Japan's Ministry of Finance reports Q4 (ended Dec.) capital spending increased 16.8%, beating the prior quarter's reading of 12.0% and analysts' estimates of 13.0% to 14.2% (Reuters). Up to a 1.0% revision to Q4 GDP is expected. Jesper Koll, chief economist at Merrill Lynch Japan, says annualized Q4 GDP will be revised to 5.1% from 4.8%, adding that "It is a trigger point for the Bank of Japan to normalize interest rates a little more aggressively." Bloomberg quotes Koll who also says, "The crisis of the 1990s is definitely over. Japan is in the process of building a strong platform for very strong, competitive economic growth." An economist at Nikko Citigroup however, says a revised GDP is not necessarily good due to concerns over rising inventories which "may prompt adjustments in production in coming months." The yen rose 1.7% today to ¥115.6/$1 as of the market's close in Tokyo. Japanese stocks meanwhile fell for a fifth straight day, as the Nikkei 225 lost 3.3% to 16,642.

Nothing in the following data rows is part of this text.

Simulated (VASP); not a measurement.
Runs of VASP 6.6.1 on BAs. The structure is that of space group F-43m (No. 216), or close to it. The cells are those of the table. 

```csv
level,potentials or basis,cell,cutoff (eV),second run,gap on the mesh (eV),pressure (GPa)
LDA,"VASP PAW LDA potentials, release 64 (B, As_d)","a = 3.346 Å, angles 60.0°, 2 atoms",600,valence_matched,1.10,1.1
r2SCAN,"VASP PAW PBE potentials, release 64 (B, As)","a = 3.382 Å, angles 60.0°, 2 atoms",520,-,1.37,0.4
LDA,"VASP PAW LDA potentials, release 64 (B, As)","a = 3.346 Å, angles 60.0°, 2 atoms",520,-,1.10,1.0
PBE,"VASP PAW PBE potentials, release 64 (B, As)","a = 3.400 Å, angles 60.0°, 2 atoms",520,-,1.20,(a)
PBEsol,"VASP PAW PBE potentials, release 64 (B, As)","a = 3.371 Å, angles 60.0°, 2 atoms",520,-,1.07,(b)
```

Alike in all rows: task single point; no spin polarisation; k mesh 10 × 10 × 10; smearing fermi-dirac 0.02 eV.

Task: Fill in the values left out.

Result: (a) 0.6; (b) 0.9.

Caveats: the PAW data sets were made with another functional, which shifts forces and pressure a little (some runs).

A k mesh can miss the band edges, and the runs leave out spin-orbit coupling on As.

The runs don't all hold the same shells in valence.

The difference between Japanese and US interest rates is still large -- to the tune of 500+ basis points. However, even the hint of the carry trade (borrowing in Japan and lending in the US) going away has serious implications for the US and Japanese markets.


1 comment:
Bonddad:
Your columns are always very interesting. A rhetorical question for discussion: There was a period when the Japanese had difficulties expanding their money supply due to deflation, etc. (long argument we both know deleted). To what extent was the Japanese money supply depressed by the carry trade, and what did that do to Japan?